While that seems fairly straight forward, there are some aspects that can be confusing. For example, suppose Sue owns a rental condo before she and Fred got married but she didn’t add Fred to the title after they were married. Now she’s selling the condo and wants to exchange into another rental property and add Fred to the title of the new property. This exchange would be disallowed because the IRS could rule on audit that she only bought half of the new property (and Fred bought the other half).

The ownership issues to be considered when doing a 1031 exchange—more than even the most savvy real estate investor realizes . . .

Likewise, if Fred and Sue (husband and wife) own the old property they have to buy the new property also as Fred and Sue – meaning that Fred could not buy the new property using section1031 in his name only. They are considered the same taxpayer for IRS purposes because they file a joint return (even if they file as married-filing-separately). You now get the same answer with same sex married couples – even if they reside in a state that does not recognize same sex marriages because the IRS has ruled that if they are legally married, they’re married for tax filing purposes no matter where they live. So if Sally and Mary do an exchange with their old property, then Sally and Mary must take title to the new property, even if they live in a state that doesn’t recognize their marriage, or the property is in a state that doesn’t recognize their marriage.

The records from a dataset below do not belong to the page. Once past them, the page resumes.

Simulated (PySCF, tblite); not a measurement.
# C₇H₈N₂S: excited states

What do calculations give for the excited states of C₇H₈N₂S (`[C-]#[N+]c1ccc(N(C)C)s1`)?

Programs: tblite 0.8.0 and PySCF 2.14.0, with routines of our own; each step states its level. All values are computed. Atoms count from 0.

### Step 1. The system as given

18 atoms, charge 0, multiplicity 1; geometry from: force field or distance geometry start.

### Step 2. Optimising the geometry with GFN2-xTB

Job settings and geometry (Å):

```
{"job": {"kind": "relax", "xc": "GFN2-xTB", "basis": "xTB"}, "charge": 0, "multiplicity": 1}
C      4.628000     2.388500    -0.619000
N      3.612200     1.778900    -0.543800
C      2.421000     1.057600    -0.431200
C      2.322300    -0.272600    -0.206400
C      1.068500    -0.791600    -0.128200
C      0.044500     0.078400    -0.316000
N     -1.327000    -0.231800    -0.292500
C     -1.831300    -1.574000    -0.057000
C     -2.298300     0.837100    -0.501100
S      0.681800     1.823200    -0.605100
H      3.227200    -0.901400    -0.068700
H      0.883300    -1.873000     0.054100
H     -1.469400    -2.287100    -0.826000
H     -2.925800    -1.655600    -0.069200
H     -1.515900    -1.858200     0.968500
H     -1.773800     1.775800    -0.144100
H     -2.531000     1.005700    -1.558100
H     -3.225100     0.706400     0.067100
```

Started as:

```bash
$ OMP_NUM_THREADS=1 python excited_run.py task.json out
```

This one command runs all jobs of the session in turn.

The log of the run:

You get a completely different answer, however, if the people aren’t married. For example, let’s say Sally and Mary are sisters and the property they’re selling is a rental property they inherited from their parents many years ago. Now you have two completely different taxpayers that own the old property and each taxpayer may choose to do or not do a 1031 exchange regardless of what the other taxpayer does. Sally could do an exchange with her half and exchange into another investment property while her sister Mary could take her half of the cash and pay the tax.

What about entities? 
Well, you get the same answer. Regardless of whether the old property is owned by a corporation, an S-Corp., an LLC, a partnership or a trust, the taxpayer that owns the old property is the same one that must do the exchange and take title to the new property. This means that if the FGH Partnership owns the old property, Fred can’t buy the replacement property is his name, even though he owned a third of the partnership. This is because he is not the taxpayer that held title to the old property – the partnership was. And taxpayer means: the entity that files the tax return, even though some entities, like partnerships and LLCs, don’t actually pay a tax.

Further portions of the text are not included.